|Summary:||plot.lm cooks distrance contour|
|Product:||R||Reporter:||Randy Lai <randy.cs.lai>|
|Severity:||normal||CC:||k_bugzilla, maechler, pd.mes|
Description Randy Lai 2016-10-07 20:16:03 UTC
Created attachment 2170 [details] patch plot.lm lm.SR <- lm(sr ~ pop15 + pop75 + dpi + ddpi, data = LifeCycleSavings) plot(lm.SR, which = 6) The plot shows that Japan has a standard residual between 0.5 and 1. But the actual value should be > rstandard(lm.SR)['Japan'] Japan 1.575955 It is caused by the incorrect formula used in computing the standard residuals. Check the attached patch.
Comment 1 Peter Dalgaard 2016-10-11 08:46:12 UTC
To be specific, the cause is that the divisor p in Cook's distance has been omitted. (The proportionality factor is rstd/p rather than rstd). The patch seems sensible. Side question: cooks.distance.lm has p <- model$rank plot.lm has p <- length(coef(x)) which won't normally differ, but can they differ? If they can, which one is correct? I think they ought to be consistent.

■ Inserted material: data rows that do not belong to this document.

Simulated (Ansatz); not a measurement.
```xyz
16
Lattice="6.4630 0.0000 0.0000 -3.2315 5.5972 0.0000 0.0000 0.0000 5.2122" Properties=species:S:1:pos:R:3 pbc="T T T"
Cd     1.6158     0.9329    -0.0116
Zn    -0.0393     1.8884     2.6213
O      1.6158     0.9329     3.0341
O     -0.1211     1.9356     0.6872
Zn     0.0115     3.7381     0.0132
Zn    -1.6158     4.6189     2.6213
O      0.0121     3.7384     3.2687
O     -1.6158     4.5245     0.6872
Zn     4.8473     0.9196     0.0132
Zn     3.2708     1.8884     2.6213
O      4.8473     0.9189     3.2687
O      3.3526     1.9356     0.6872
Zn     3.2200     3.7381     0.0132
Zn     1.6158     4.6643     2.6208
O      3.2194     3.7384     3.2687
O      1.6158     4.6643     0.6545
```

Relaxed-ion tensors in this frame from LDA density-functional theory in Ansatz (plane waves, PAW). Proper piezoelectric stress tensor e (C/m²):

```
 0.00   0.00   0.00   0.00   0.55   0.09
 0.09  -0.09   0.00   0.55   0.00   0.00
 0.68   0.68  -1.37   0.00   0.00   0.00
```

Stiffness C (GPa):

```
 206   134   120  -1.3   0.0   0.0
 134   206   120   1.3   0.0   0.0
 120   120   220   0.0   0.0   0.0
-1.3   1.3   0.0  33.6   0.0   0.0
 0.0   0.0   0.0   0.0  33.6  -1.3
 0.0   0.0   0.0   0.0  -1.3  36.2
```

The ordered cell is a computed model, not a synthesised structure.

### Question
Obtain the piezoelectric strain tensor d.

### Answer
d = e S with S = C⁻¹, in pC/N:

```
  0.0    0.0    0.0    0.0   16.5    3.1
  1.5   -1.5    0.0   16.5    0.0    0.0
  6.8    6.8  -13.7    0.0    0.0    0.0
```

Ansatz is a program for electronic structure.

Comment 2 Martin Maechler 2016-10-11 16:05:01 UTC
(In reply to Peter Dalgaard from comment #1) > To be specific, the cause is that the divisor p in Cook's distance has been > omitted. (The proportionality factor is rstd/p rather than rstd). The patch > seems sensible. Thank you Peter, for checking. > > Side question: > > cooks.distance.lm has p <- model$rank > plot.lm has p <- length(coef(x)) > > which won't normally differ, but can they differ? If they can, which one is > correct? I think they ought to be consistent. Yes, they can differ quite a bit as soon as you have singularities. I'm pretty sure model$rank is correct not the least because that's also used by summary.lm(). That, BTW, returns a 'df' component which is (from help page): df: degrees of freedom, a 3-vector (p, n-p, p*), the first being the number of non-aliased coefficients, the last being the total number of coefficients. and p is rank whereas p* is length(coef(.)). As I am listed as one "perpetrator" co-authoring this monster-long R function, I will commit the change (mixed with another small influence() related potential speedup). Martin
Comment 3 k_bugzilla 2016-10-12 11:37:04 UTC
While at it, I am just chipping in here with a polite request to check. In summary.lm objects we have for the 'df' component two assignments: case p = 0: ans$df <- c(0L, n, length(ans$aliased)) any other p: ans$df <- c(p, rdf, NCOL(Qr$qr)) I believe, for p!=0, p* = NCOL(Qr$qr) gives the right answer as any variables belonging to aliased coefficients are kept in Qr$qr (same goes for p=0 with length(ans$aliased). Maybe we want to be a little bit more consistent here and have length(ans$aliased) for p!=0 here as well? It seems a little more expressive to me.
Comment 4 k_bugzilla 2016-10-12 11:43:59 UTC
Mhh, also in summary.lm we have for p!=0: n <- NROW(Qr$qr) and later again a call to ans$df <- c(p, rdf, NCOL(Qr$qr)) that 'n' seems to be used in the adjusted R-squared calculation: ans$adj.r.squared <- 1 - (1 - ans$r.squared) * ((n - df.int)/rdf) ...but should it be the the number of coefficients without the aliased ones?
Comment 5 k_bugzilla 2016-10-12 11:47:03 UTC
Ok, forget that last comment. Ver sorry, I got all mixed up by NCOL and NROW...